Thursday, January 19, 2012

Sketching your Designs - A Lesson from Matisse

I had the loveliest of outings on the weekend: a trip to GoMA (Gallery of Modern Art) in Brisbane to see the Matisse: Drawing Life exhibition.

It was quite insightful wandering through the rooms of the gallery studying his sketches: the thought and inspiration that went into each piece. There are very few finished art works in this exhibition but that's what it's all about: the preliminary sketches.

It is a great lesson to learn: even great artists don't just commit paint straight onto a canvas. And it is evident by the 300 odd sketches in the exhibition that Matisse sketched several preliminary drawings prior to putting anything on canvas. There is a great quote above one of the works which says:  

"For this Enlévement d'Europe, which is perhaps my best canvas and in any case the one I care for most, I made more than three thousand sketches, yes, three thousand..."

So what does this mean for the rest of us who enjoy creating in our chosen medium?
We may not be budding Matisses, but perhaps it suggests that in order to create great art or great designs, we too should sketch our ideas first, before we commit ink to paper, bead to string or thread to fabric.

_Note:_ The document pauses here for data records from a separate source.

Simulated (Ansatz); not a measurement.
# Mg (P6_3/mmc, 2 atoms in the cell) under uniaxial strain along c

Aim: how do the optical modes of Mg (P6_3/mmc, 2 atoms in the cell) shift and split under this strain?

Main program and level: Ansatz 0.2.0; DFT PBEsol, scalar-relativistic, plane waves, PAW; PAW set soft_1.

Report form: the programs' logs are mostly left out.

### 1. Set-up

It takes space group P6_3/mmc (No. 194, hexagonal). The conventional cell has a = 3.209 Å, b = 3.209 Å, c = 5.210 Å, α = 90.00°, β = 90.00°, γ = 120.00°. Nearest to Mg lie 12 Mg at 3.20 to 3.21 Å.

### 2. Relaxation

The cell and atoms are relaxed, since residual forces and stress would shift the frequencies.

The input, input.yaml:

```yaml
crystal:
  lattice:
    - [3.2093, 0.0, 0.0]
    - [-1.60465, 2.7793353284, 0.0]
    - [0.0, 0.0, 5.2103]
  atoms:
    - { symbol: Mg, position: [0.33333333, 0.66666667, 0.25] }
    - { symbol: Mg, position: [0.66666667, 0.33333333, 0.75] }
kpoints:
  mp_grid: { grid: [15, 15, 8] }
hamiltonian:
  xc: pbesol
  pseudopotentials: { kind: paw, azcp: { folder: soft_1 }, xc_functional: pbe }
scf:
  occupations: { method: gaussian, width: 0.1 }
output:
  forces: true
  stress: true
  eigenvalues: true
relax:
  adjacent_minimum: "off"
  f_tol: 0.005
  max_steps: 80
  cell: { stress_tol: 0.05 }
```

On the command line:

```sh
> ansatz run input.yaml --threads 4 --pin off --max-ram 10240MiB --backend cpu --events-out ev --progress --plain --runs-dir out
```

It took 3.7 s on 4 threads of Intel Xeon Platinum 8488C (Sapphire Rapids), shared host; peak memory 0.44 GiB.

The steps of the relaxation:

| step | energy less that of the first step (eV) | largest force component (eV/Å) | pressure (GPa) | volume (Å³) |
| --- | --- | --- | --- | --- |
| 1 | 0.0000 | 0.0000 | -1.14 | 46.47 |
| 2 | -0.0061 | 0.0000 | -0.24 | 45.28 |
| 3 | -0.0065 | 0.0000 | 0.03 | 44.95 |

I have to admit that this is a foreign concept for me and I rarely draw my designs before I begin work. Mostly, my sketches are in my head (along with all my lists of things I have to do - it is cluttered in there and I need a better filing system!). I'm always so anxious to get started on my project that I hate to spend time committing my design to paper first. But perhaps it's not necessary to spend a great deal of time on the sketch. The thing that struck me most about Matisse's sketches was that many of them were nothing more than a few major shapes or outlines.

I am taking this lesson on board this year and will be trying to put it into practice on occasion, with the emphasis on "ON OCCASION" - a quasi New Year's Resolution. After succeeding spectacularly with this approach last year where I committed to procrastinating LESS, I've discovered something new about myself. My undisciplined, disorderly, and dare I say it, creative brain responds to this approach really well. So let's give it a go again this year and see how I fare.